If I understand you correctly, you want to massage the Markdown file before passing it to Pandoc so that contain’s file references instead of DT3 references?
That might be possible by modifying the plaintext part of the record, finding all the x-devonthink-item references, replacing them by the path in the record the URL points to and then passing the modified text onto pandoc.

Personally, I’d not want to do that in AppleScript, because its string processing sucks. Oh, and while you’re at it: I’m not sure that spaces et al work ok in a filename like the one you mentioned. So maybe you’ll have to URL encode the path while you’re at it.

Hi,

I am trying to re-implement the script to convert from docx > markdown. Although @Bernardo_V’s script is great it is way too sophisticated for my needs as I just need this one translation and want this to happen automatically on a folder via a smart rule in DT3.
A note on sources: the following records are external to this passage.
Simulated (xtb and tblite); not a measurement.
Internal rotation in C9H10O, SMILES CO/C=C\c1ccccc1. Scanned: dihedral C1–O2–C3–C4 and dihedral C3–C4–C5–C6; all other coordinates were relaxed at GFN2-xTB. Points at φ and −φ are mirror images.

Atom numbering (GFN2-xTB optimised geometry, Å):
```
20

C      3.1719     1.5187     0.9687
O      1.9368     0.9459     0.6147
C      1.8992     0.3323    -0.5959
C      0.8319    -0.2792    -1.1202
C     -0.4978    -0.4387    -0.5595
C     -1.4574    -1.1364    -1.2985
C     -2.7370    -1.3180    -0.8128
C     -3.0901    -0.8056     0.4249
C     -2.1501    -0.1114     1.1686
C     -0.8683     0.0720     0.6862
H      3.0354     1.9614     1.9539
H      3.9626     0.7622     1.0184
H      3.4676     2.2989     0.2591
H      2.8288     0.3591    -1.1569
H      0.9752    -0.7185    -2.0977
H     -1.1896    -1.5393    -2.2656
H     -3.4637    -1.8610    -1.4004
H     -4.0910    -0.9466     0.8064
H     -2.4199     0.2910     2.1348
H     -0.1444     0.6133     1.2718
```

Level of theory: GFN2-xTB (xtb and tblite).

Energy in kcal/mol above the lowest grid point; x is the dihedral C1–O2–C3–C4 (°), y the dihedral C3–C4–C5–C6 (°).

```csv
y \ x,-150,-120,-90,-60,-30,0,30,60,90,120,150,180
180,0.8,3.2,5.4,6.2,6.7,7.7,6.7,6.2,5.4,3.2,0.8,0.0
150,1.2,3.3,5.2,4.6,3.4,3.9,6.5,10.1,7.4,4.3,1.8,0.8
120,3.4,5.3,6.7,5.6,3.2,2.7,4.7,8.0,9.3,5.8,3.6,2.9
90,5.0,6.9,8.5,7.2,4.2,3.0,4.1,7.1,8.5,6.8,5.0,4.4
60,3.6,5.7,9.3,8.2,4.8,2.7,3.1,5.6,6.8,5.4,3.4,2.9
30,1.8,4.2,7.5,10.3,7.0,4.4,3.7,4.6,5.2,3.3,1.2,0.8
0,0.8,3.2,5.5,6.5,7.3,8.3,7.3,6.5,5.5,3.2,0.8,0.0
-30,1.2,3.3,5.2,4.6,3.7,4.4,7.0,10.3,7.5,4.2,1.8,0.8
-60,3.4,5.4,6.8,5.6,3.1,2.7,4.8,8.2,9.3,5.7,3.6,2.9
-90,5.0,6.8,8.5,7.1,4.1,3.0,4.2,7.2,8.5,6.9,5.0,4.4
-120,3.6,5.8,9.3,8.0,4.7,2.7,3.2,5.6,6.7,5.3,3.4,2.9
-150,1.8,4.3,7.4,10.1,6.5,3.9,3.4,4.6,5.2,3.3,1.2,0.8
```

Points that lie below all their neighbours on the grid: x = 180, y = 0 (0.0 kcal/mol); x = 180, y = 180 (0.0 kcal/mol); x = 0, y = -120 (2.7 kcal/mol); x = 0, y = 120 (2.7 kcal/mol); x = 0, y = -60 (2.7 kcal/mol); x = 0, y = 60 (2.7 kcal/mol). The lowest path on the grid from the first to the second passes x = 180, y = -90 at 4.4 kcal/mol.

So far I was not successful.

I adjusted the following part:

set theOutput to "/Users/USER/Downloads/" & theName & ".md"
				

do shell script "/usr/local/bin/pandoc --wrap=none --extract-media=images" & "Path_to_Docx" & "\" -o \"" & theOutput

That is what I get:

This bash works for me directly on the shell:

/usr/local/bin/pandoc --wrap=none --extract-media=images "DOC.docx" -o NEW.md

Your shell is probably zsh. Applescript does not use zsh, so you need to export the path. Hence the first part the the command:

do shell script "export PATH=/Library/TeX/texbin:$PATH && /usr/local/bin/pandoc \""

You might be fine if you add it. (Didn’t test)

1 Like

I suppose there’s a space missing, like so

--extract-media=images" & " Path_to_Docx" &

And of course @Bernardo_V is probably right about zsh

Thanks @Bernardo_V & @chrillek for your tips.

I implemented both step by step, but still facing an error (in this example I am trying to convert a Doc in Devonthink named Thinking.docx into a md. doc:

pandoc: Thinking.docx.md: openBinaryFile: does not exist (No such file or directory)

Searching for this error code points to some path configuration problems but in my case path should be okey.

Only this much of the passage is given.